Four Day School Weeks Might Boost Student Achievement

Early findings from a study conducted by education experts Mary Beth Walker and Mark Anderson indicate that a four-day-week school schedule helps improve student achievement.

The researchers looked at schools in Colorado-where one-third of school districts have adopted the four-day-week schedule-and compared schools that had implemented the shorter week versus similar schools that had not.

“Our results, based on fifth grade mathematics scores, generally show that achievement rises after the introduction of a four-day week. We found that, even after we take into account the variations due to different socioeconomic levels, the four-day school week is associated with an increased achievement,” said Walker in a post on

In general, schools that implemented short school weeks saw a seven percent increase of students scoring proficient or above in math.

As for reading, the researchers did not find that shorter school weeks had a negative effect on students’ reading achievement, but they also did not find any sort of meaningful positive effect, either.

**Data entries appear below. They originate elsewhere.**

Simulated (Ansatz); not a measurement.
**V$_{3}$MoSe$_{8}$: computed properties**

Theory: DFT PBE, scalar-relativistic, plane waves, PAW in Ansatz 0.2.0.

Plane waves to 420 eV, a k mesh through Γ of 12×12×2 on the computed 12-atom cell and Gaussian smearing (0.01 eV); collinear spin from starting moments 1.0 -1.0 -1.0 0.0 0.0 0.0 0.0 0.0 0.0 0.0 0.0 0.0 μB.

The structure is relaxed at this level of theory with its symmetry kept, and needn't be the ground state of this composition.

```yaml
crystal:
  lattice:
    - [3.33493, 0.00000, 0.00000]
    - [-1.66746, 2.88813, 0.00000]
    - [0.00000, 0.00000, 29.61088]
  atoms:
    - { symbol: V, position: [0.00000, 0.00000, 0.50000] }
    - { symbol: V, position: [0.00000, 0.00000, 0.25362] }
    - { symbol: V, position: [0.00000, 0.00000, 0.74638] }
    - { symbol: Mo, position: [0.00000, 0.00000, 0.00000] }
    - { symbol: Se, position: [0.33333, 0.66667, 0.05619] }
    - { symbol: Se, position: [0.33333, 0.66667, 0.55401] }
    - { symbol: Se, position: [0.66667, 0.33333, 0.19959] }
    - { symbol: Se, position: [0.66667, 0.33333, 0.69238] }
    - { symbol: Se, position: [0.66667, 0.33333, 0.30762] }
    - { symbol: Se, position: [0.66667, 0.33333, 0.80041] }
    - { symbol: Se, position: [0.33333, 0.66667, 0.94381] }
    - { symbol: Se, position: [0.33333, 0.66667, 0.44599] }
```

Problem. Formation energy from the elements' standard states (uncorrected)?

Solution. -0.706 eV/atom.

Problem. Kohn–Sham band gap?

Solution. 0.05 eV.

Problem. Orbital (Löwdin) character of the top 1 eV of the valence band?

“The relationship between the schedule change and achievement in reading is also positive, although the increase was smaller. We found scoring proficient or advanced changed from about 66% to about 69%. But in the results for reading, we could not reject the possibility that they occurred by chance.

The researchers hope that their work will inspire others to invest in and perform further research into how shorter school weeks might increase student achievement; they hope more research will be done to help narrow down the reasons why students might perform better.

“We did not have enough information in our data to really examine the different possible ways in which the schedule change could improve academic outcomes. Incomplete data on attendance suggested that attendance improved when the schedule was shortened to four days.”

”Overall, we believe that the evidence that we found is an important one and should be part of the conversation on education policy.”